In 2009, a newly formed group Sunni United Forum of India (SUFI) applied for permission for a centralized procession on occasion of Milad un Nabi, since then the procession became an annual affair. Several hundred tributary processions from across the city join the main procession. 

The timing of the procession raised several question marks in police circles. The processions were organized at a point of time when the Communist parties were trying to form their base in the old city, while other Muslim organizations were also doing the same, added the official.  

Ironically, then, public attendance at political rallies and meetings drastically came down irrespective of the political parties in Hyderabad. “Indirectly political parties spend a fortune on such rallies to make it successful. Such processions are more of a show of strength,” said Mohd Irfan, a peace committee member from the old city. 

The huge turnout and spending is an indication of fulfilling the underlying message sent by the leaders of outdoing the other community in terms of huge gatherings and decoration by putting up flags, hanging buntings and use of DJ music systems. 

Many feel that such processions are a cause of worry. “Such processions where hate speeches are delivered and offensive songs played are nothing short of mass radicalization of the communities. It nurtures a confrontationist attitude in the community, particularly youngsters,” points out a noted psychologist from the city., who did not want to be named.

She explained that the processions on Sree Ramnavami -2022 across the country show how hate is spread by the radicalized youth. At least six states across the country witnessed communal disturbances. Videos showing youngsters brandishing swords attacking Muslim religious places and properties are widely circulated. 

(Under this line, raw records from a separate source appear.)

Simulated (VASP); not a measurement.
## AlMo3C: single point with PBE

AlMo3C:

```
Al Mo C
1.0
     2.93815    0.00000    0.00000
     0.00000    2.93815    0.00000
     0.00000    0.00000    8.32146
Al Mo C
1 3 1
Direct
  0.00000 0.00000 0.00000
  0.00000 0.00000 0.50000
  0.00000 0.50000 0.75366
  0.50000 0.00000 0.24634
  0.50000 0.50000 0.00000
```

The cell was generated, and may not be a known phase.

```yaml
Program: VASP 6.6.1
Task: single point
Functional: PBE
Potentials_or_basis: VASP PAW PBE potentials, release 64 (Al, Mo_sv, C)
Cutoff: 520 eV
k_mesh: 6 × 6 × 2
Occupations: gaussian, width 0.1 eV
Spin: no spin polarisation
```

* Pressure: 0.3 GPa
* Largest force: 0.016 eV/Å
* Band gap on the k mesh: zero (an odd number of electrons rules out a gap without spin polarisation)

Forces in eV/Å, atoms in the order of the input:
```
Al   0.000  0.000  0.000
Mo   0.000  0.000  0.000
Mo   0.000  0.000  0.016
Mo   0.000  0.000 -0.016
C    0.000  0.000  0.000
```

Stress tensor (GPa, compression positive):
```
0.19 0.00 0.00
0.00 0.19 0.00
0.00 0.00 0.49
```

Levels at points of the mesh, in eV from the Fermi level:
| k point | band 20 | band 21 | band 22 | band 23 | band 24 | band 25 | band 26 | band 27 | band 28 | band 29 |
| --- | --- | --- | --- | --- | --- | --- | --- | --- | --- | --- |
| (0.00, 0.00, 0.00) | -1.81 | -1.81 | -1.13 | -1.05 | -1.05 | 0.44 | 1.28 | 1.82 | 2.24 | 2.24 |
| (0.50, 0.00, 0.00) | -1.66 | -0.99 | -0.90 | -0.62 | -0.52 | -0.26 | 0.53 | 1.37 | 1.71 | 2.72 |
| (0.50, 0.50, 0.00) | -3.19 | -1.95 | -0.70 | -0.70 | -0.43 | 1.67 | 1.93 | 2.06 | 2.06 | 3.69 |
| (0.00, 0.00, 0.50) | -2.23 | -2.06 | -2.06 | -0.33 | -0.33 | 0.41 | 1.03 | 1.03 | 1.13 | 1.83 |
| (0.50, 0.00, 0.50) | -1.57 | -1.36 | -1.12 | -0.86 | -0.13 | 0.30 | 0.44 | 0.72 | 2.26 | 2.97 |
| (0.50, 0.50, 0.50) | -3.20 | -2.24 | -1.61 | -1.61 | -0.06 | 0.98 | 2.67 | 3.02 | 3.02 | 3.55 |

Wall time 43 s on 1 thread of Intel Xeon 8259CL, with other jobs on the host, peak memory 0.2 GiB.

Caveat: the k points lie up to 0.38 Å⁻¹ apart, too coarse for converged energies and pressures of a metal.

In Hyderabad, riots broke out at Musheerabad during the 2010 Hanuman Jayanthi procession and three days before it, communal clashes were reported in older parts of the city. Three people had died in the disturbances. 

Hyderabad only saw four major religious processions prior to 2008. The centralized Vinayaka Nimajanam procession, Bonalu procession, Muharram procession and the Guru Nanak Birthday procession. Small processions of dargahs, temples, gurudwaras etc were a regular affair and gathering was limited to a few hundred only.